Tuesday, February 8, 2011

I Once Went to a Museum and Ate Some Paella too...

Last week a buddy of mine sent me a BBC article regarding the current state of unrest in Egypt over Hosni Mubarek's refusal to step down as president. The article really presented a unique perspective on the daily protests taking place in Cairo. Was it written by a seasoned veteran field reporter from the BBC? No. Was it an insightful interview with a local Egyptian involved with the protests? No. Was it an eye-opening alternate perspective from one of Mubarek's supporters in Cairo? Nope. Obviously this article was the written opinion of a 23 year old British kid studying Arabic abroad in Cairo, who had joined in the protests over the last week. This jolly young chap assured the readers that the Egyptian people he was protesting with were extremely nice and treated him like a member of their family. Meanwhile, apparently crowds of Mubarek supporters on the other side of the conflict were a bunch of meanies who threatened him and his pals with vulgar insults. Upon reading this brilliant think piece from Winston Churchhill Jr. I had some strong social viewpoints of my own validated. Namely, the fact that in my humble opinion study abroad students are all fucking douchebags.

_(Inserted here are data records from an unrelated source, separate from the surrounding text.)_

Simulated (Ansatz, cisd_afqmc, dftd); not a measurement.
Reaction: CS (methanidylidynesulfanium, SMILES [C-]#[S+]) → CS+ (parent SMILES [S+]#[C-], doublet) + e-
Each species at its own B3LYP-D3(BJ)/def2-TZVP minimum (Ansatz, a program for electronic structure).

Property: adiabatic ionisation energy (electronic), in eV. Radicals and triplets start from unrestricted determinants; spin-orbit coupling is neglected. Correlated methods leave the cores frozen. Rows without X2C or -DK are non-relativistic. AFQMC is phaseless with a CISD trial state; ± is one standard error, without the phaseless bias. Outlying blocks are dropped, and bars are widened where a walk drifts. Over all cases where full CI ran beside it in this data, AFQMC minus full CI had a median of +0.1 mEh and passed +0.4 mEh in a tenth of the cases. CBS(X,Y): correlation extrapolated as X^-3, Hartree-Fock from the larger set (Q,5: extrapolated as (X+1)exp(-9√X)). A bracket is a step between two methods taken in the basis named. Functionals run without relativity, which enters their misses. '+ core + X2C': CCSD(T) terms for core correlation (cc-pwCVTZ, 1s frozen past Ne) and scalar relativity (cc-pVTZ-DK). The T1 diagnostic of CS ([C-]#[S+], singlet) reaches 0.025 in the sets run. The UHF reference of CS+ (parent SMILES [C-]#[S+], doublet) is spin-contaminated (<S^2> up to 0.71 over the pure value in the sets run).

Seriously study abroad students are among the most obnoxious collection of pretentious tools on the entire planet. Seriously these fucktards have their heads so far up their own asses they could perform daily colonoscopies on themselves. As is the most case with most cool things that kids today ruined, the concept of studying abroad for a semester was great in principle. Instead of limiting your educational experience to the classrooms of your college campus, why not go out and learn something about the world outside of your own borders? Go out and familiarize yourself with a foreign culture. Pick up a foreign language. Try out new foods and customs. Witness the sights and sounds of another country. Then return home, and WHEN ASKED about your experience studying overseas, briefly tell us what you found most interesting, what you ate, and what tourist attractions you checked out. Done. If this were the standard procedure for kids who study abroad I would have no issue with this form of educational program. Of course this is never the case. Just as kids today can't simply say something positive about their favorite new hipster band without evoking hyperbole that makes them sound like the next Led Zeppelin, they also can't simply "enjoy" their foreign travels. No, for every kid that studied abroad had an experience that was "UNBELIEVABLE!" or "AMAAAZING!." And they will spare you no detail as to why their semester was so much more interesting than yours.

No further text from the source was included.